1 corned brisket, approximately 3 lbs
1 onion
4 cloves
2 bay leaves
8 – 10 whole black peppercorns
1 small cabbage

for the dumplings:
1 small onion, finely chopped
small bunch of parsley, chopped
1 cup self-rising flour (which see below)
2 oz grated chilled shortening or margarine
salt and ground black pepper

Soak the meat in cold water, if necessary, for several hours or overnight. When ready to cook, drain the meat and put it into a large heavy pan or flameproof casserole. Cover with fresh cold water.

Stick the cloves into the onion and add it to the pan, with the bay leaves and peppercorns. Bring slowly to a boil, cover, and simmer for 2 hours, or until the meat is tender.

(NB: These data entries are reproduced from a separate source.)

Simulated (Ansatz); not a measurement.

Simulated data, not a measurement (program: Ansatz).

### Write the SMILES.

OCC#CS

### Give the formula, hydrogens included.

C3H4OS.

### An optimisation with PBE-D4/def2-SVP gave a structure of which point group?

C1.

Meanwhile, make the dumplings:
Mix the onion and parsley with the flour, shortening, and seasoning, and then add just enough water to make a soft, but not too sticky, dough. Dust your hands with a little flour and shape the dough into 12 small dumplings.

When the meat is cooked, remove it from the pan and keep warm. Bring the cooking liquid to a brisk boil, put in the dumplings, and bring back to a boil. Cover tightly and cook the dumplings briskly for 15 minutes. Don’t peek.

Meanwhile, slice the cabbage leaves finely and cook lightly in a little of the liquid from the beef. Serve the beef sliced with the dumplings and shredded cabbage.

Boiled potatoes and parsley sauce are traditional accompaniments.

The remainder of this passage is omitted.